The government plans to expand Germany’s military engagement in Africa. Earlier this week, Chancellor Angela Merkel announced Germany would be supporting the fight against Boko Haram.

Germany is prepared to offer financial aid in the struggle against the terrorist militia, Merkel declared following a meeting with the Ghanaian president John Dramani Mahama on Monday in Berlin. The West African country wants to fight Boko Haram with a regional military force. “Ghana can provide troops for this”, explained Mahama. The plans for the operation will be discussed at the next summit of the African Union.
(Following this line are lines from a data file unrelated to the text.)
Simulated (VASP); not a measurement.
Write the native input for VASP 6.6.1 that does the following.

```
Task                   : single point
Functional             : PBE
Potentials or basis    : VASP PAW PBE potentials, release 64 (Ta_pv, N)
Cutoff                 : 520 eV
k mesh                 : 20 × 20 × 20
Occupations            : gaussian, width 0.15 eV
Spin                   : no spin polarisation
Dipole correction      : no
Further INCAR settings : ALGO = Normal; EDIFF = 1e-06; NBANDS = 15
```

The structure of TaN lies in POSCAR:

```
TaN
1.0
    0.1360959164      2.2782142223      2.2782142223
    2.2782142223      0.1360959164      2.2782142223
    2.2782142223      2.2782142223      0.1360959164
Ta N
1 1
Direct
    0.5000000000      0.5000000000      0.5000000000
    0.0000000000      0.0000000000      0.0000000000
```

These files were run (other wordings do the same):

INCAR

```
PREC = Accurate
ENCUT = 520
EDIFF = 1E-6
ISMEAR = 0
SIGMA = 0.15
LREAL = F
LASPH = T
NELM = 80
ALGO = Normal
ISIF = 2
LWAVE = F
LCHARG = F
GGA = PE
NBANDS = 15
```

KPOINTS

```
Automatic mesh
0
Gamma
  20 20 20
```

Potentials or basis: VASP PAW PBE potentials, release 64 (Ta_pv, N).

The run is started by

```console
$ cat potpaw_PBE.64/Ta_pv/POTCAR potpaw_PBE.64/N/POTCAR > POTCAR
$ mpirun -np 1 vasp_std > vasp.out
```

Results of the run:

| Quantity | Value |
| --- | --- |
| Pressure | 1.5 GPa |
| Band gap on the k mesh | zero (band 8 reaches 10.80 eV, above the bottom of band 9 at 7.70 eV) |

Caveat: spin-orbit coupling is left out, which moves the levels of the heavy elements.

Merkel promised financial support for the planned troop deployment, and spoke of “terrible, brutal crimes that are being conducted against the civilian population in Nigeria, but also in Cameroon.” However, there were no current plans for a direct military intervention by the European Union, Merkel said.

Since the beginning of the year, Boko Haram has brought large areas of northern Nigeria under its control and has penetrated into neighbouring Cameroon. On January 4, militia fighters took over a military base of the Multinational Task Force in Baga, in the Nigerian state of Borno.

According to media reports, the city was completely destroyed and up to 2,000 people killed. Baga was the last district in the northeast of the country still controlled by the central government and has repeatedly been the scene of bitter fighting. The Nigerian army was responsible for a massacre of the civilian population in Baga in 2013, which left more than 200 dead.

In addition to Baga, many other towns in the region are no longer under the control of the Nigerian government of President Goodluck Jonathan, including Damasak, Gubio, Kukawa, Mafa, Bama and Konduga. The area at least partially under the control of Boko Haram reportedly covers more than 50,000 square kilometres and extends from Machena on the border with Niger to Damaturu and up to Yola on the Cameroonian border.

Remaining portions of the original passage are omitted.